I haven’t bought anything from Amazon since February. I go to the drugstore now if I need something, or think about where I need to go that will have it in brick and mortar. It’s so nice to take trips to the drugstore or go on little errands. My head and heart are aligned on my level of consumption, and I’m comforted by the knowledge that somewhere, in a faraway garbage heap, my little portion of unused, discarded clothes and one-time use goods is a manageable size.
We compost- it’s not much, but it’s something and I get a little tinge of comfort every time I dump chicken bones into the compost bin instead of the garbage. In truth my husband helps to manage our composting process, so for me it’s easy: I just chuck the peach pits and rotten apples into the compost and that’s all there is to that.
I like camping more than I like fancy hotels, and we’ve done well enough now- both me and my husband- that we’ve experienced both without it being particularly financially stressful. But I find in a fancy hotel I feel listless, confused about what I’m supposed to be doing with myself, smiling mechanically at the staff and wondering what “rest” even feels like. In campgrounds I don’t have to wonder because I feel a primal peace wash over me the second I pitch a tent, pure contentment when water is boiling in the morning for coffee for just two of us. A wildlife encounter touches me at my core and some of the most special moments have stuck with me for years afterward, buoying me in times that would have otherwise pitched me to the depths of despair. There is a reverence that nature commands that is inimitable.
So I guess some part of me doesn’t understand the instinct to continue to overdevelop a world we’ve already sent to the precipice, to continue to spiral down social media and distraction, while damning our planet to literally become the 122 degree hot fire pits of hell. Have we forgotten there is C.S. Lewis and F. Scott Fitzgerald and Sandra Cisneros and Marina Keegan to be read? God not just them- also Maya Angelou and Agatha Christie and Mary Oliver and E. B. White and Alex Dimitrov. And the time spent living in these great works, especially if procured from one’s local library, doesn’t cost you, or the planet, much of anything at all.
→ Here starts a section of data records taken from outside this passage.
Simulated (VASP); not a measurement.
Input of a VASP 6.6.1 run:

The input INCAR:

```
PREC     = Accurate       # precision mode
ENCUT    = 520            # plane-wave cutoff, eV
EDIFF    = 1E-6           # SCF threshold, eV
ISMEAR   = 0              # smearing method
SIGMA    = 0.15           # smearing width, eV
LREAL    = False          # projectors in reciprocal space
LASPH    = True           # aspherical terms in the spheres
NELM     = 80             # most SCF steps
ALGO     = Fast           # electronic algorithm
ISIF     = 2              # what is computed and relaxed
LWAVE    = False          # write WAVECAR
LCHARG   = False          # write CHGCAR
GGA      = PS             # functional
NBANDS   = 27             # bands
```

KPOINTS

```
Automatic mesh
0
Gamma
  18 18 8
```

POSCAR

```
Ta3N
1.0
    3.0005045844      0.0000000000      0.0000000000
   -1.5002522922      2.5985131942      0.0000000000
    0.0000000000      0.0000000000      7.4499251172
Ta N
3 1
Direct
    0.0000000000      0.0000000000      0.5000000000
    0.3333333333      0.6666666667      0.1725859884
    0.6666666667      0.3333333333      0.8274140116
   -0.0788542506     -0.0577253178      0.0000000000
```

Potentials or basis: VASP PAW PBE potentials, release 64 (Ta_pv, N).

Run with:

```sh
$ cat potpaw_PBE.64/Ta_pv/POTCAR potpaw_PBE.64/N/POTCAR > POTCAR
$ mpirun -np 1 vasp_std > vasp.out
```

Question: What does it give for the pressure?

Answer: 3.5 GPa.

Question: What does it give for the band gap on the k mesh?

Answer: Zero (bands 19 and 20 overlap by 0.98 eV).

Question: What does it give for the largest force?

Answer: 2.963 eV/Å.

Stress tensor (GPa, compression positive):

Truthfully, I suspect the zombie apocalypse is already upon us but we don’t recognize it because it’s so much drabber and less gorey than we’ve imagined: Facebook, Instagram, and Twitter have turned countless throngs into easily distractable automatons. The algorithm, so well designed to hold our eyeballs (the longer our eyeballs are captured, the more ads we see, and the more ads we see, the more ad money social media companies make), feeds us content that keeps us engaged at the expense of reality. In fact, often it feeds us the stickiest lies- it optimizes for the content that will make us the most emotional! But it doesn’t need the content it is feeding us to be real if people believe it anyway. And the algorithm is in the enviable position of being able to test thousands of cases, thousands of different tag lines, true or not, from thousands of places. It will reward and hold people to whichever content they will trust the most, whether or not it has any basis in reality, scaling our human vulnerability in such tragic ways.
And so here we are. I’ve backed away slowly, clutching my small and humble routines, understanding that while I may not be able to save the world at least I can bear witness.